The collective bargaining agreement between the parties expired on August 31, 1976. On September 10, negotiators for the employer and the union approved and initialed a new three year agreement. The union membership ratified the agreement on September 12 and returned to work the next day ending a strike which began on September 7. On September 28 the employer notified the union that the amounts of the salary increases for the second and third years contained in the proposed formal written agreement were at odds with what the employer understood to be the agreement reached by the parties on September 10. Accordingly, the employer notified the union that it would not formally execute the proposed agreement. During subsequent negotiations on September 29 and 30 the employer offered to continue operations under the terms and conditions of the first year provisions,
[ 43 Pa. Commw. Page 524]
which had been implemented following the resumption of work on September 13, if the union would agree to sign a waiver that the implementation of these provisions would not affect the employer's right to negotiate salary schedules for the second and third year of the contract. The union refused to sign the waiver and instead offered to continue working under the first year provisions if the employer would submit the question of the validity of the salary schedules for the second and third year contained in the proposed agreement to binding arbitration. The employer refused binding arbitration on the salary schedules for the second and third years. On October 1, the union established picket lines. At no time did the employer say that work was not available. The union, at a meeting on September 30, 1976 agreed not to report for work October 1, 1976. The work stoppage continued until November 15, 1976 when the school teachers returned to work under a court order.

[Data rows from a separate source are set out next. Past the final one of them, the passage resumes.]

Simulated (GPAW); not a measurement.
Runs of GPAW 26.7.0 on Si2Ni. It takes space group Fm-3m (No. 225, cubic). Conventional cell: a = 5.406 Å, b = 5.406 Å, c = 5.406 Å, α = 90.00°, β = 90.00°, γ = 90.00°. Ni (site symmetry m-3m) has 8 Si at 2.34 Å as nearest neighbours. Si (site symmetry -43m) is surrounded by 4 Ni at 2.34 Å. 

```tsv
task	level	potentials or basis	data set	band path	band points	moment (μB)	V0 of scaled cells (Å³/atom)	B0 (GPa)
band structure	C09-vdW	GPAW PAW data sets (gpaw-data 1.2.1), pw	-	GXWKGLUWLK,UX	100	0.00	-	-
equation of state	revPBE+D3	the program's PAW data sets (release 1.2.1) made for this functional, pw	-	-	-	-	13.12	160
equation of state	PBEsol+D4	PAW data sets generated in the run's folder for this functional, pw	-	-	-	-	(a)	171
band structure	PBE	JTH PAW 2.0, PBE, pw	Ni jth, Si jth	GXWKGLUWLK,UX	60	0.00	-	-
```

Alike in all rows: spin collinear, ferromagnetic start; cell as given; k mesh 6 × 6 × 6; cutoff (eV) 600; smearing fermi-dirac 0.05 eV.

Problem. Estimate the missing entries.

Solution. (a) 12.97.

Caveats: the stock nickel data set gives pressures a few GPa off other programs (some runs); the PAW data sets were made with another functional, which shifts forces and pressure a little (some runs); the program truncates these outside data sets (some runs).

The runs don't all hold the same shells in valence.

At the hearing before the referee, claimant Shevchik testified that on September 10 the agreement reached involved average salary increases of $1,302 for the first year, $1,555 for the second year and $1,100 for the third year. Nevertheless, the solicitor for the employer testified that the salary schedule for the second year as embodied in the proposed formal written contract submitted for final execution to the employer contained an average salary increase for the second year of $2,068. Following 11 numbered findings of fact briefly summarized above, the referee concluded work was available for the claimants under the terms and conditions of the first year of the agreement. These were the terms and conditions under which the common pleas court ordered the teachers to return to work and they did so.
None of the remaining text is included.